8        Jackson next argues that the prosecution or the court improperly “intimidated” his two alibi witnesses.  He first argues that, before his mother testified, the court stated that she had a warrant outstanding against her.  This argument has no merit because Jackson does not explain how this statement by the court may have affected her testimony.  He does not claim that the jury heard the court’s statement.  As to the other alibi witness, Jackson argues that before she testified, she was arrested on an outstanding warrant for parking tickets, placed in restraints, and as a result was tearful during her testimony.  Jackson asserts that this prevented her from “effectively” testifying, but he does not develop an argument as to how her testimony was not effective.  We therefore do not address this argument.  See Kristi L.M. v. Dennis E.M., 2007 WI 85, ¶20 n.7, 302 Wis. 2d 185, 734 N.W.2d 375 (insufficiently developed arguments need not be addressed).

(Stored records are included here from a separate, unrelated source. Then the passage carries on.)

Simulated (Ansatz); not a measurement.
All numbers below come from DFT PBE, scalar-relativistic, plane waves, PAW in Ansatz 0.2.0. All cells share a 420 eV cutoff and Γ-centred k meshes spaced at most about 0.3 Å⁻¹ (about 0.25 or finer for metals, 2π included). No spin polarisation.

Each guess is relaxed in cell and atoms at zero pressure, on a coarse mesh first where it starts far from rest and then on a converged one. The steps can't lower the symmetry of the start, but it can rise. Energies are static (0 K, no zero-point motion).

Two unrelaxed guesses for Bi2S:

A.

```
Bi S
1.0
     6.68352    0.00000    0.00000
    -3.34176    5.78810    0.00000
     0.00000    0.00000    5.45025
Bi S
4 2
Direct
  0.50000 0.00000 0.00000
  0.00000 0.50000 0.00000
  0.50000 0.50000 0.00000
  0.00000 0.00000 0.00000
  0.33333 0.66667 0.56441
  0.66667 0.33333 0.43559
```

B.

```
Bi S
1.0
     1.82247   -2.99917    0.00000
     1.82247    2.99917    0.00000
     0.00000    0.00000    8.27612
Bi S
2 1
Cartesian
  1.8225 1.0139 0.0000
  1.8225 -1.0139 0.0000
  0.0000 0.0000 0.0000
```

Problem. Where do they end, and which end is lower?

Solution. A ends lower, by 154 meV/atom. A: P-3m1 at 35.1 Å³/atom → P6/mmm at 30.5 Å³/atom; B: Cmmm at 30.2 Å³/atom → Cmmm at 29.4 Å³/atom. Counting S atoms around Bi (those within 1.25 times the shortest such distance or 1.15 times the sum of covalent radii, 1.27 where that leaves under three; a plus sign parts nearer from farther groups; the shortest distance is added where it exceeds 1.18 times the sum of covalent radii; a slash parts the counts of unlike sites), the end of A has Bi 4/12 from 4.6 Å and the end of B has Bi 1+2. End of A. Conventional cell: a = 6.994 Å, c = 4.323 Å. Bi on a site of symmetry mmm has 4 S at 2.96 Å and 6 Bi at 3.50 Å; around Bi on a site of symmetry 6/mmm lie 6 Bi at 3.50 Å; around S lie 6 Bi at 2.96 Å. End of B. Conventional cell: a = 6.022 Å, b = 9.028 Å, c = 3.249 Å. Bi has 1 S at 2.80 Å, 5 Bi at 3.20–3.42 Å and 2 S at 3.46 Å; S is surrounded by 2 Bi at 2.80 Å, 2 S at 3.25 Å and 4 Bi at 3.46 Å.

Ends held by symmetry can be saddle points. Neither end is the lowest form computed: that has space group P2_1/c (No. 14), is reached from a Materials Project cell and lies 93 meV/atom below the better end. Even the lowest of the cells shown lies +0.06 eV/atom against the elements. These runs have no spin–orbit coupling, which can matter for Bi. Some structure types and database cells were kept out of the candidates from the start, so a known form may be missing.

9        Finally, Jackson argues that the State failed to meet its burden of proof at the Miranda/Goodchild hearing to determine whether his statement in Minnesota was taken in violation of his constitutional rights.  He argues that the State failed because, even though equipment was available to videotape the interrogation, the Milwaukee police did not use it, and therefore the State was unable to present the “best evidence” in support of its position.  This is a policy argument more than a legal argument.  He cites no authority that requires use of “best evidence” or videotaping for this purpose.  He quotes from State v. Jerrell C.J., 2005 WI 105, 283 Wis. 2d 145, 699 N.W.2d 110, but that case held only that custodial interrogations of juveniles must be electronically recorded in future cases.  Jackson was not a juvenile, and thus Jerrell C.J. does not apply.

            By the Court.Judgment affirmed.

            This opinion will not be published.  See Wis. Stat. Rule 809.23(1)(b)5 (2007-08).